The directors must act in the interests of the company and not in the interest of its shareholders Re a Company No 00370 of 1987. Yet, as pointed out before, acting in the interests of the company often holds the side-effect of acting in the interests of the shareholders, generating the greatest long-term profits and potential at long-term survival and growth. This is not always what a shareholder would desire, especially if investing for a short-term return. FET would therefore arguably owe a duty to the shareholders.
However, more concretely, and what W could utilise to greater effect is that a special resolution would need to be passed to ratify the decision made by FET regarding the remuneration, especially if one of the shareholders were to exercise any number of minority shareholder remedies available with respect to FET Edwards v Halliwell  2 All ER 1064, Foss v. Harbottle (1843) 2 Hare 461. FET together hold 70% of the voting share capital and so could not ratify any special resolutions exclusively.

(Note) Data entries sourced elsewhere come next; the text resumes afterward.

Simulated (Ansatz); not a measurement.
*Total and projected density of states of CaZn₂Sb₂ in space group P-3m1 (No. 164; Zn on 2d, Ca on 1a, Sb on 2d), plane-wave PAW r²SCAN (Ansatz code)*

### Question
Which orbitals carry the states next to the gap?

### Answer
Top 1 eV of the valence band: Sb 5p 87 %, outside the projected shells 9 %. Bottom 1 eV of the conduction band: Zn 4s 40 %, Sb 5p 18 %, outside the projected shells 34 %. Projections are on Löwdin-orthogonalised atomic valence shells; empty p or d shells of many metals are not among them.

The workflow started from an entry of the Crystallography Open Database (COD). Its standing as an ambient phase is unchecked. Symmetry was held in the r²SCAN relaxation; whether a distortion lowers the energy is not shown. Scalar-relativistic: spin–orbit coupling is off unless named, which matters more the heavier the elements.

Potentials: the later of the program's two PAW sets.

Naturally of course, they could attempt to get on board either Bruce or Lydia thereby reducing W’s chances at changing this situation, but if W were to pursue an action, FET would not fair well to maintain their increased remuneration status. Gee & Co. is a partnership regulated by the Partnership Act 1890 (PA). The PA regulates all workings of a Partnership unless provisions are otherwise provided for in the Partnership Agreement which will be signed by all partners in the firm. All members of the partnership can, as outlined in the PA at section 19, alter the rules under which they operate by express Agreement.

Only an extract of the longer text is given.